From mboxrd@z Thu Jan  1 00:00:00 1970
X-Spam-Checker-Version: SpamAssassin 3.4.4 (2020-01-24) on polar.synack.me
X-Spam-Level: 
X-Spam-Status: No, score=0.4 required=5.0 tests=BAYES_00,FORGED_MUA_MOZILLA
	autolearn=no autolearn_force=no version=3.4.4
X-Google-Thread: 103376,4cb1f8d1c17d39a8
X-Google-NewGroupId: yes
X-Google-Attributes: gida07f3367d7,domainid0,public,usenet
X-Google-Language: ENGLISH,ASCII-7-bit
Received: by 10.43.48.202 with SMTP id ux10mr20413019icb.6.1320419052847;
        Fri, 04 Nov 2011 08:04:12 -0700 (PDT)
Path: 
 p6ni70572pbn.0!nntp.google.com!news1.google.com!goblin1!goblin.stu.neva.ru!newsfeed.straub-nv.de!uucp.gnuu.de!newsfeed.arcor.de!newsspool2.arcor-online.net!news.arcor.de.POSTED!not-for-mail
Date: Fri, 04 Nov 2011 16:03:28 +0100
From: Georg Bauhaus <rm.dash-bauhaus@futureapps.de>
User-Agent: Mozilla/5.0 (Macintosh; Intel Mac OS X 10.6;
 rv:7.0.1) Gecko/20110929 Thunderbird/7.0.1
MIME-Version: 1.0
Newsgroups: comp.lang.ada
Subject: Re: Ada 'hello world' for Android; success!
References: <8239efcjuw.fsf@stephe-leake.org>
 	<98ca5430-aa52-4e39-b789-70d0dd6adb46@d33g2000prb.googlegroups.com>
 	<824nyrq5p6.fsf@stephe-leake.org>
 	<4eac1ca1$0$7625$9b4e6d93@newsspool1.arcor-online.net>
 	<82mxciogt0.fsf@stephe-leake.org>
 	<4eafbc25$0$6575$9b4e6d93@newsspool3.arcor-online.net>
 	<82mxcemscg.fsf@stephe-leake.org>
 	<4eb1e241$0$7627$9b4e6d93@newsspool1.arcor-online.net>
 	<8239e5mo9q.fsf@stephe-leake.org>
 	<4eb31240$0$6549$9b4e6d93@newsspool4.arcor-online.net>
 <82ty6kkrnc.fsf@stephe-leake.org>
In-Reply-To: <82ty6kkrnc.fsf@stephe-leake.org>
Message-ID: <4eb3fec1$0$6558$9b4e6d93@newsspool4.arcor-online.net>
Organization: Arcor
NNTP-Posting-Date: 04 Nov 2011 16:03:29 CET
NNTP-Posting-Host: 4bdd5c1f.newsspool4.arcor-online.net
X-Trace: 
 DXC=mGF4X32Z?VC=8m7nZkdN^@4IUK<Cl32<A4Fo<]lROoRA8kF<OcfhCOKPH:a3g3^SkAnc\616M64>JLh>_cHTX3jMI6SD2Q4dN:N
X-Complaints-To: usenet-abuse@arcor.de
Xref: news1.google.com comp.lang.ada:18829
Content-Type: text/plain; charset=ISO-8859-1
Content-Transfer-Encoding: 7bit
Date: 2011-11-04T16:03:29+01:00
List-Id: <comp.lang.ada>

On 04.11.11 13:18, Stephen Leake wrote:

> In current OpenToken, we have 'procedure Parse' instead of 'procedure
> Produce_Subprograms'; the rest is the same. I gather
> 'Produce_Subprograms' generates Ada code, that must then be compiled.

Yes.

> I'm not clear what the benefit of this is over the current OpenToken
> approach.

Meant only to be a possible alternative, its implementation is trivial,
and it automatically reuses mechanisms such as a stack that
a traditional computer features as a built-in. :-)

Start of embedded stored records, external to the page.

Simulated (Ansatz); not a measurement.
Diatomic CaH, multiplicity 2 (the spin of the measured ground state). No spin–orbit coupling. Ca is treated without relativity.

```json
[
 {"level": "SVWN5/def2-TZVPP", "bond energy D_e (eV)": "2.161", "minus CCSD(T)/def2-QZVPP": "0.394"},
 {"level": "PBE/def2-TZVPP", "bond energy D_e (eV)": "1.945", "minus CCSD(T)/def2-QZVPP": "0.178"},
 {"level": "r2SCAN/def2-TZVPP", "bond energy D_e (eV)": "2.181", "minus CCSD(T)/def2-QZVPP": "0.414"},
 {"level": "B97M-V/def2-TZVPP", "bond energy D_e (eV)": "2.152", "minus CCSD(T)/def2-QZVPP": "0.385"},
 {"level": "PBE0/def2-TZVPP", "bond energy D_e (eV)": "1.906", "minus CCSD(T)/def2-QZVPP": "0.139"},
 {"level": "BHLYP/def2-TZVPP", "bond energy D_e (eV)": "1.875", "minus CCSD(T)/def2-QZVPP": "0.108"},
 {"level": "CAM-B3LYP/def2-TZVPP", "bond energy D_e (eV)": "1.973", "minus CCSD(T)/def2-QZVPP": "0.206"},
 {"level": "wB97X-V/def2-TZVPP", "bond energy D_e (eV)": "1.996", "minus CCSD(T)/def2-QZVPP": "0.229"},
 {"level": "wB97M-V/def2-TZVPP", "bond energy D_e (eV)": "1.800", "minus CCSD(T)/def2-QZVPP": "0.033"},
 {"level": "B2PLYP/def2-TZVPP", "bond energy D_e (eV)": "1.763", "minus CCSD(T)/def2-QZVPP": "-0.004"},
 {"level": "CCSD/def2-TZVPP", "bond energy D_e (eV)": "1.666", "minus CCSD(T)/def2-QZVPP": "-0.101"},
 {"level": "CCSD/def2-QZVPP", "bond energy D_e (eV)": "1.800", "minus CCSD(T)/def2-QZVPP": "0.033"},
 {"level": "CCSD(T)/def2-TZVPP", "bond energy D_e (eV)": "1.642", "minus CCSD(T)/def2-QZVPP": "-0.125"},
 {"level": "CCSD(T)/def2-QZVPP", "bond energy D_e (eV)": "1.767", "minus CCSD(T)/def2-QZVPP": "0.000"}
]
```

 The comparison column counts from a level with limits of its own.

The given method is exhaustive, if that's needed, it's there.
If there are no loops in the grammar itself (such as left recursion),
then the length of input determines the number of recursive
calls for this method, too, so use of stack space has a known
maximum.

>From a programmer's perspective, the method shown will pass tokens
to handlers. Writers of SAX style content handlers will recognize
the scheme and find it familiar, I think.

Following are some ideas that I would find fairly easy to add
to the resulting parsers, to make them more useful, more efficient,
or even more powerful.
Are they equally easy to add to, for example, bottom up parsers?

1. A simple extension, using functions as subprograms, allows more
control: Start another rule (call another subprogram) only if the
previous one (a function) has returned False. IOW, parsing does
not need to be exhaustive.  (A variation can use non-local
transfer of control, i.e. exception handlers added to subprograms
where desired.)
<hack>Let r be the return value, then f(r) is the next rule.
Assumption: this choice is not to be determined by the grammer
alone if modeling it accordingly would be awkward.</hack>

2. Or keep some state information along the way that can be
queried for (pseudo-)context, making the grammar less static,
and react to input:  Only if rule R (m) has hit token T (j)
before, assume that the parser should now choose rule R (k).
The conditionals would be added to the generated code,
thus specializing the parsing process. OK, a.k.a hacking.
But see "Fence", next.

3. Or introduce pseudo-symbols such as "Fence" that have no
meaning in the language but will have an effect on backtracking:
backwards motion stops at a "Fence".
  (Another possible pseudo-symbol is "User-Input".)

4. One can use (or misuse?) the mechanism to perform lexical
scanning. A first run produces tokens from a sub-grammar describing
the language in terms of lexemes only.

The basic mechanism never changes, and the number of topics
from which the parsers' logic can be understood is, I think,
pleasantly small.